Cook Perfectly Flavoured Soup Every Time With The FASS Method

Cook Perfectly Flavoured Soup Every Time With The FASS Method

There’s a lot to appreciate in a heaping bowl of your favourite soup. All great soups are concocted from a laborious process of tasting; strengthening or correcting the soup’s flavour throughout the cooking process; and properly utilising fat, acid, salty and sweet (FASS) components to contribute to a fantastic soup.

Image by Muffet.

Remember this FASS acronym to help you build complex flavours in your soup. It goes down like this:

Fat: Fat distributes flavour across the palate and makes you feel satiated.

Acid: Acid, such as lemon, lime, vinegar or salsas, draws out and brightens flavour as well as balances soup that’s too sweet or salty.

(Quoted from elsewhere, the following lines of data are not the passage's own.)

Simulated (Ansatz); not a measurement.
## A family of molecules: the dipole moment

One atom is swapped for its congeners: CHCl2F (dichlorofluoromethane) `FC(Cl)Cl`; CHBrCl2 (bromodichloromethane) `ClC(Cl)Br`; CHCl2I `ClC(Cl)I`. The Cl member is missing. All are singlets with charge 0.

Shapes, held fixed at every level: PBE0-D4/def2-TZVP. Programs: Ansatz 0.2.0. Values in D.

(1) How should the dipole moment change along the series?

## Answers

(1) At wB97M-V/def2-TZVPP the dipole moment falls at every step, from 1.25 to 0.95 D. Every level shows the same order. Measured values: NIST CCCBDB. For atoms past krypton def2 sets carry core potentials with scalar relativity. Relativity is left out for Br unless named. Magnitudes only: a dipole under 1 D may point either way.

Salt: Salt brings out the flavour of food and moves flavour to the front of the tongue where taste is best perceived. If flavour is hanging back, then you know you need a pinch or two of salt to move it to the front.

Sweet: My favourite sweet is Grade A Dark (formerly Grade B) maple syrup, so rich you only need a little to harmonise and round out flavour.

In other words, don’t just wait until the last minute to add salt. Keep tasting as you go and have patience. Good soup is always worth it.